Second, he was trained that cooperative randori is all you need, and that his techniques were too dangerous to spar with
I don't remember him sayng that his techniques were too dangerous to sparring with. If he didn't say that then you are making an excuse for him on something that he never claimed.
 
I don't remember him sayng that his techniques were too dangerous to sparring with. If he didn't say that then you are making an excuse for him on something that he never claimed.
Well, it's clear you are either ignoring or don't understand the point I am making here.
 
Third, he did spar. And spar. And spar. And seeked out real skilled opponents, because unlike some, for him playfighting at low intensity and half speed wasn't enough.
I been in real street fights before so I'm satisfied with that experience.
 
they cant possibly be average, as only a small % of the population do it, so really really not average at all

do you know what average means
Most of the population can do it. It is an average sample.
 
Ah, so someone clarifying that you are wrong in something you say should just hush. But you can comment on something making incorrect statements, and that's cool.

Gotcha.
Good lord.
If I give you a nail and no hammer and told you I would pay you a million dollars to nail it in a board, I bet you'll try hard and work it out. You'll get that nail in the board without a hammer.
One could argue that you would invent a hammer. Because a tool that drives a nail is, by definition, a hammer. May not be a sophisticated hammer, but is identified by its function, not its form.
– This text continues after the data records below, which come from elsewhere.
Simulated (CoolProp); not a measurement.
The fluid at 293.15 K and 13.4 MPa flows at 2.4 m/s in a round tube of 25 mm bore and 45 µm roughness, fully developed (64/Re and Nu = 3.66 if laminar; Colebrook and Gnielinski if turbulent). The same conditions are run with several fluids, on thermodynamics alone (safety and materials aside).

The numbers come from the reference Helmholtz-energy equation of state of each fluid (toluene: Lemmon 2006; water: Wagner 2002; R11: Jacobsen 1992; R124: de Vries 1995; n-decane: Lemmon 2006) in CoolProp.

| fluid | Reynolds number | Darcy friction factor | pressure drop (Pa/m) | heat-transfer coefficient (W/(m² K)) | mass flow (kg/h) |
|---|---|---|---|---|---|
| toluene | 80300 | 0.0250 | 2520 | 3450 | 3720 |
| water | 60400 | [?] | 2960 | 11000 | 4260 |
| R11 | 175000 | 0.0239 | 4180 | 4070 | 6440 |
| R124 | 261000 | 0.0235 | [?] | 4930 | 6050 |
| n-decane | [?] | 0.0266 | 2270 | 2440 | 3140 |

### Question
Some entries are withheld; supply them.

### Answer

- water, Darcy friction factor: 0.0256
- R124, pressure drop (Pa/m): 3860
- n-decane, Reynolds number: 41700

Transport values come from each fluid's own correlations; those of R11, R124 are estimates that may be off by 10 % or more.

There is also the possibility that you cannot drive that nail, and that the more experience you have driving nails with a commercial hammer, the more likely it is that you will succeed in improvising a tool.
 
Good lord.

One could argue that you would invent a hammer. Because a tool that drives a nail is, by definition, a hammer. May not be a sophisticated hammer, but is identified by its function, not its form.

There is also the possibility that you cannot drive that nail, and that the more experience you have driving nails with a commercial hammer, the more likely it is that you will succeed in improvising a tool.
Yet, this argument boils down to those that would just..get a hammer, and those that insist owning one is a waste of time because they heard that long ago there was a master carpenter that could drive in those nails with a stapler..so a stapler us all they need, and with enough practice with that stapler it's just as good if not better. The fact that nobody has seen it done or can do it today is irrelevant...
 
Yet, this argument boils down to those that would just..get a hammer, and those that insist owning one is a waste of time because they heard that long ago there was a master carpenter that could drive in those nails with a stapler..so a stapler us all they need, and with enough practice with that stapler it's just as good if not better. The fact that nobody has seen it done or can do it today is irrelevant...
Ha. Or someone who taught everyone to use plastic hammers on a fisher price toy. Imagining someone trying to use a plastic toy to drive a real nail recalling all of those discussions online where he insisted his plastic hammer was a real hammer.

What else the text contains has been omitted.